Core Idea: Based on \(\sigma_{pc}^{\star}\), each valid patch token and its connected curve tokens are grouped together, and attention is performed within each group.
Specifically:
- Curve tokens within a group first exchange information via self-attention.
- They then attend to the associated patch token via cross-attention.
- After LayerNorm + FFN + residual connection, edge tokens \(T_e\) are obtained.
For each connected curve \(j \in \partial_i\), another hypernetwork generates a MLP mapping 1D parameters to normalized 2D coordinates:
Scale Recovery: Since 2D panels are predicted in a normalized \([0,1]^2\) space, an additional MLP \(f_p^{\text{scale}}\) predicts a scaling factor \(s_i\) from the patch token, which is multiplied by the normalized coordinates to recover physical dimensions.
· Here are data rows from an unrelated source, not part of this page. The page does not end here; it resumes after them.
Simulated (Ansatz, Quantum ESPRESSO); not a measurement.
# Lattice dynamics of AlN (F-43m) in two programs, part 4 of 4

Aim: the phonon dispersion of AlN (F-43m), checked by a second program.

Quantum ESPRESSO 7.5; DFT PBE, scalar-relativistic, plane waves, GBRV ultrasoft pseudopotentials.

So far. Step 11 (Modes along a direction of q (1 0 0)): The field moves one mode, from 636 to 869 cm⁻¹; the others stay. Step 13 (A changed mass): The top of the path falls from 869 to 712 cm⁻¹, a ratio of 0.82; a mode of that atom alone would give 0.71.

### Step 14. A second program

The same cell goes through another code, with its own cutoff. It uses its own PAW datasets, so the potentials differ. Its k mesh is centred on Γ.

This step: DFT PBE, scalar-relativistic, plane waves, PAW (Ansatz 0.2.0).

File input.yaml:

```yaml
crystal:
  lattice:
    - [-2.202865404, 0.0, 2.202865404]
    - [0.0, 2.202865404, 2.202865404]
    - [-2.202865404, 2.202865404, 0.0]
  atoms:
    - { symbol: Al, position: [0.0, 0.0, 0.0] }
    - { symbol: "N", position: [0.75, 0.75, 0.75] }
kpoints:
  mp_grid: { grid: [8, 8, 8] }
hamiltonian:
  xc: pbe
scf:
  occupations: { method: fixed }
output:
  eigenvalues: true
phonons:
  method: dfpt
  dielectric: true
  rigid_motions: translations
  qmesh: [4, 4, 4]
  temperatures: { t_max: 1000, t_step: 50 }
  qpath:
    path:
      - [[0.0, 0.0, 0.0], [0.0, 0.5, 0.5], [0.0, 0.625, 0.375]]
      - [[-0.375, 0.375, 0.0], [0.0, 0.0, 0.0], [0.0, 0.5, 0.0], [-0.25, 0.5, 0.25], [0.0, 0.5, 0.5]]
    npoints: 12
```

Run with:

Geometry Refinement: Since the HyperNetwork does not guarantee perfect alignment of adjacent edge endpoints, a post-processing step enforces edge closure so that panels form closed loops suitable for triangulation and simulation.
Loss & Training¶
Hungarian matching establishes correspondences between predicted elements and ground truth. The total loss comprises three terms:
Geometry Loss (Chamfer Distance):
Chamfer distance is computed between point sets sampled from all parameterized mappings (patch, curve, edge) and the corresponding ground truth.
Classification and Connectivity Loss (BCE):
Scale Loss (\(\ell_2\)):
Key Experimental Results¶
Dataset: GCD-TS¶
Extended from GarmentCodeData (GCD), with the following key improvements:
- Default textures in GCD, which contain strong seam cues, are replaced with approximately 50 BEDLAM body textures and a large collection of tileable garment textures.
- Each garment–body pair is rendered from four viewpoints (front/back/left/right) with small-scale camera pose perturbations.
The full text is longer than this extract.